Farmers Co-op. Co. v. C.I.R.

Citation822 F.2d 774
Decision Date01 July 1987
Docket NumberNo. 86-1831,86-1831
Parties-5249, 87-2 USTC P 9404 FARMERS COOPERATIVE COMPANY (Successor-in-Name to Farmers Co-op Oil Company), Appellant, v. COMMISSIONER OF INTERNAL REVENUE, Appellee.
CourtUnited States Courts of Appeals. United States Court of Appeals (8th Circuit)

Robert C. Guenzel, Lincoln, Neb., for appellant.

Kenneth Greene, Dept. of Justice, Washington, D.C., for appellee.
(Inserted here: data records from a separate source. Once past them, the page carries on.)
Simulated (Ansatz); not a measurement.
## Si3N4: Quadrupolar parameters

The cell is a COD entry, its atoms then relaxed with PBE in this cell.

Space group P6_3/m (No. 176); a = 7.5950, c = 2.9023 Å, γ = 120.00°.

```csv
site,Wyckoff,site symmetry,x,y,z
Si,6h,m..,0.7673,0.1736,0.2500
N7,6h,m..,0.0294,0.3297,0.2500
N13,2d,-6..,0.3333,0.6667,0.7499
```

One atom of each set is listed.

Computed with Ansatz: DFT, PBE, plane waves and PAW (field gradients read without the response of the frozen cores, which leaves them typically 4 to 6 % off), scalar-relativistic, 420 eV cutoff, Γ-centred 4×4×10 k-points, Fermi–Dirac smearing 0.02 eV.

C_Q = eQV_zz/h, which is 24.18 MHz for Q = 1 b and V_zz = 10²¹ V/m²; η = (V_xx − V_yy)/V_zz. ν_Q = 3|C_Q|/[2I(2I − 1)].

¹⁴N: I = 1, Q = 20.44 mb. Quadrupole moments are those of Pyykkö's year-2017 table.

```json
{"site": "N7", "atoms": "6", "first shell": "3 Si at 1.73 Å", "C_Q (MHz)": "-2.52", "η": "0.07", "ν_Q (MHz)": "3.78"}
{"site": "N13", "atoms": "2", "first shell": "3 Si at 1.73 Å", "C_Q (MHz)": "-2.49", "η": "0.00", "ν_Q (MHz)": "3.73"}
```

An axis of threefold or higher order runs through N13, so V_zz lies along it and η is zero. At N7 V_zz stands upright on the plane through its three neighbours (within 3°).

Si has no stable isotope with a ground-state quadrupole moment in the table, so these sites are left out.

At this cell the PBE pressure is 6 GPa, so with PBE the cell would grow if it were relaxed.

Before HEANEY and McMILLIAN, Circuit Judges, and WOODS, * District Judge.

HEANEY, Circuit Judge.

Farmers Cooperative Company (Farmers) appeals a decision of the tax court, 85 T.C. 601, that it did not qualify as an exempt cooperative association under Section 521 of the Internal Revenue Code, 26 U.S.C. Sec. 521 (hereinafter section 521), during the 1977 and 1978 tax years because substantially all of its capital stock was not owned by producers who market their products or purchase their supplies through Farmers. We affirm in part, reverse in part, and remand to the tax court.

Farmers is a cooperative incorporated under the laws of the State of Nebraska with its principal office in Platte Center, Nebraska. It is an association organized and operated as a cooperative to market the products of its farmer members and others and to sell supplies to members and others. During the tax years relevant to this case, Farmers' authorized capital stock consisted of 40,000 shares of $12.50 par value common stock. Each shareholder of the common stock was entitled to only one vote regardless of the number of shares owned. In addition to the capital stock, Farmers carried certificates of participation and equity credits on its books. Neither the certificates nor the credits entitled the holder to vote or otherwise participate in the management of Farmers.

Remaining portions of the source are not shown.